Very few confirmed, experimentally-driven problems remain in particle physics. The solar neutrino problem, in which several experimental measurements disagreed strongly with the Standard Model of particle physics (as well as with the Standard Solar Model), is the most recent such problem to have been resolved. The existence and nature of dark matter is among those problems left: we know, based on an extensive array of systematically different astronomical observations, that there is something that behaves like bulk, gravitationally-interacting matter, and which makes up roughly 20% of the energy density of the Universe. While we do not know what the solution to this problem will be—it could, after all, be a theoretical solution or perhaps even an astrophysical solution, as unlikely as that may be at this point—it is nonetheless a problem for which a solution must exist.

Among the suggestions for the nature of dark matter are that it is composed of Weakly
Interacting Massive Particles (WIMPs), and a popular candidate for such a particle is provided by the lightest supersymmetric particle (LSP). The expected weak interaction cross section for the LSP may be as high as 10−45cm2 for a WIMP weighing 100 GeV, which means the direct detection—or perhaps even the exclusion—of a SUSY-inspired dark matter WIMP is possible by terrestrial experiments. The discovery of WIMPs, in conjunction with a discovery of supersymmetry at the Large Hadron Collider, would likely be among the great intellectual triumphs of the past century, and would tie together the fields of astrophysics, cosmology, particle physics and nuclear physics more directly than ever. The direct detection of dark matter was among the highest priorities in particle physics, as detailed in the EPP2010 report.
There are many approaches to dark matter detection: beautiful solid state devices like those used by the CDMS experiment, detectors using inorganic scintillators, and, more recently, liquid noble gas detectors like those of the XENON-10 experiment. The world’s best limits on the interaction cross section for WIMPs (_ few×10−44cm2) are held jointly by the CDMS and XENON-10 experiments although a claim of a discovery by the DAMA/LIBRA experiment has recently been revived based on new data. The continued tension between the DAMA/LIBRA measurements and the other experiments, and the great importance of the dark matter question, argue strongly for the continued support of multiple approaches to the question.

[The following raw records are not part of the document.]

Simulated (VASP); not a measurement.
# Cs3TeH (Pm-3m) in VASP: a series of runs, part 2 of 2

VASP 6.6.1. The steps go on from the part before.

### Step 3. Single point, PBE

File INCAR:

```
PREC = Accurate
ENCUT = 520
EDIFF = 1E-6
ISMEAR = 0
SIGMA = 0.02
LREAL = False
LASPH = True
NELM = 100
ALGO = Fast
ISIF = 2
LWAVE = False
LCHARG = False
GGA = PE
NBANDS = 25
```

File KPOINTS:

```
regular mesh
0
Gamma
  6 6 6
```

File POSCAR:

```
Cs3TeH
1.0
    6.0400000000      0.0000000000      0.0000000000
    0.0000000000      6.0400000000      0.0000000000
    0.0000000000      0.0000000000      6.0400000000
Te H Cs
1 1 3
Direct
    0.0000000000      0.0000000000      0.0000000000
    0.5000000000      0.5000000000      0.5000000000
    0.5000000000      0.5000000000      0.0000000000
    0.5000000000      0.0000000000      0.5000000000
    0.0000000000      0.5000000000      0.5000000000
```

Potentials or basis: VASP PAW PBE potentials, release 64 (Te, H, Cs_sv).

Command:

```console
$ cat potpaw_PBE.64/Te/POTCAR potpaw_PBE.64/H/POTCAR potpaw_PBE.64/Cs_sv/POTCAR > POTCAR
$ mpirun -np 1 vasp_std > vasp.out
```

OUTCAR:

The DEAP/CLEAN experiment is a planned liquid noble gas detector, which will be capable of using both liquid argon and liquid neon as the target and detection medium. What makes DEAP/CLEAN unique is that, unlike other liquid noble gas experiments that require both liquid and gas phases to detect scintillation light and ionization, DEAP/CLEAN is a purely liquid-phase detector. The detection of the expected nuclear recoils from a WIMP interaction is done exclusively through scintillation light, and therefore no large electric fields (like those used in the ionization-based liquid noble gas detectors) are needed. Backgrounds from electrons and -rays can be eliminated through the very different timing profiles of nuclear recoils and electrons in either argon or neon. Nuclear recoils create more singlet state dimers than triplet states, and hence create more ‘prompt’ light than do electron events. The relative timing of the scintillation light for the two states in argon is enormously different—nanoseconds for the singlet, 1-2μs for the triplet. The consequence of this behavior is that the ratio of prompt/total
light (‘fprompt’) for each event can be used as the discriminating quantity. In the case of argon, the pulse shape discrimination (PSD) may be as large as 1 part in 1011.
The advantage of the single-phase approach is first, that the detector can be very simple and therefore easy to characterize, simulate, and understand. Second, the simplicity means that it can be built very large and at very low cost relative to other dark matter detectors. The large size allows the removal of external backgrounds such as neutrons from the PMTs or radon daughters at the edge of the container volume. The overall reduction of backgrounds is therefore accomplished with two ‘orthogonal’ cuts: fiducialization through reconstruction of the event location, and the requirement of high (recoil-like) fprompt. For a one-ton fiducial volume detector, a PSD level of 10−10 and a reconstruction resolution of roughly 12 cm would lead to a sensitivity to WIMPs with interaction cross sections of a few times 10−46cm2, pushing into the predicted regime for an LSP. One final advantage of this approach is that the same detector technology—run with liquid neon—can be scaled up further to allow detection of solar neutrinos down to the pp chain, one of the three priorities listed in the APS neutrino study the ‘Neutrino Matrix’.

The basic design of a single-phase detector resembles the now almost ubiquitous configuration of many low energy non-accelerator experiments: a spherical active volume surrounded by photomultiplier tubes (PMTs). Because the scintillation light of both liquid argon and liquid neon is in the hard ultraviolet (80 nm for liquid neon, 125 nm for argon), a wavelength shifter is needed to down-convert the UV to visible wavelengths, and tetraphenyl butadiene (TPB) has been shown to work well, re-emitting the light with high efficiency at 440 nm. The heavy reliance on scintillation light (for both the pulse shape discrimination and for reconstruction) means that the detector must have high effective photocathode coverage, which can be accomplished by using a large number of PMTs as well as coating uncovered areas with diffuse reflector. The DEAP/CLEAN approach was one of three liquid noble gas experiments endorsed by the Dark Matter Scientific Assessment Group (DMSAG).

The DEAP/CLEAN Collaboration formed out of the merger of the US CLEAN Collaboration and the Canadian DEAP Collaboration, each of which were pursuing similar single-phase approaches. The collaboration now includes in the U.S. Los Alamos National Laboratory, Yale University, Boston University, NIST, the University of North Carolina, the University of New Mexico, MIT, and the University of Pennsylvania, and, in Canada, Queens University, Carleton University, SNOLab, and the University of Alberta.